Now that we have well-behaved guardian dogs and the spring lambs are trained to the Electronet, we can start experimenting with rotational grazing on parts of our property that have no exterior fencing. We started Sunday morning with our young fruit orchard. The hope was that the sheep could save us time by grazing amongst the trees. Whereas it’s a lot of work to maneuver the tractor through the grid, and then use a string trimmer around the tree trunks. We weren’t sure how tempting the trees would be to eat, given the lush graze in the section. I was willing to tolerate a little nibbling on the bottoms of the trees, and granted the sheep can’t reach very high anyway. But thought we’d start the trial on a weekend, where we could keep an eye on them and move them if it didn’t work out.

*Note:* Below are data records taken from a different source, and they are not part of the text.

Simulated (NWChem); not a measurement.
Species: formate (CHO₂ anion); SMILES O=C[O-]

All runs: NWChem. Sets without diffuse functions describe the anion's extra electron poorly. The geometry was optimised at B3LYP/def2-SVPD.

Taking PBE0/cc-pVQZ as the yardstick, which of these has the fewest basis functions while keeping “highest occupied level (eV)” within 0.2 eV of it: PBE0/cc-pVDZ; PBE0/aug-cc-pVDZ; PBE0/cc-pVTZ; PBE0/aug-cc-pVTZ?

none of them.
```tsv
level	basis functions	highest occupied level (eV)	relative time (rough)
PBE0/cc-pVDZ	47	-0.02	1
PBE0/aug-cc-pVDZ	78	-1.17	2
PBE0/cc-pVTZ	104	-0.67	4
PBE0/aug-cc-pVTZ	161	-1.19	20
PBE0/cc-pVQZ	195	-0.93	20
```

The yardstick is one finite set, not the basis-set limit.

The experiment lasted about two hours, during which time the sheep tugged at fruit tree branches, munched leaves, and shook the trees violently while trying to scratch their itchy butts. Sometimes one little tree would have a half dozen sheep bunched around it, as if it were a great novelty worth competing over. So, we moved their section over to the next rectangle where there are no fruit trees. Back to mowing the orchard until the trees are bigger…

Though goats are well known for being browsers that prefer broadleaf plants over grass, sheep enjoy eating their fair share of leafy greens as well. I’ve read before that given the choice, sheep will comprise about 30% of their diet with broadleaf plants, and the rest grass. So though goats have the best reputation for clearing weedy areas, sheep do a fair job on blackberries and other unwanted plants as well. And apparently fruit trees, if you let them!

I am hoping that we can start doing more of this type of grazing (the grass, not the fruit trees), as the sheep will be a great help on the steep hillsides. Right now, Kirk uses a string trimmer on them, but it’s hard work. The sheep can do fast work grazing down a section, and cause little erosion if only left on a square for a few days. And they leave some nicely spread fertilizer behind to boot.

And speaking of their willingness to nibble on things. Twice this year I’ve turned the sheep loose out of the hotwire to finish out grazing a big field along the edges. I left the hotwire sitting out in the field, unpowered. The first time, when I went to gather it a week or so later, I realized that the youngster lambs had been nibbling on the wires at the solar fence charger. So I replaced them. And today I just replaced them again, because apparently it’s not just curious little lambs that like to nibble on wires! They had even managed to turn the charger back on, so there I found it, pulsing away, and shorting into the grassy ground where the clamp connectors lay, all chewed up.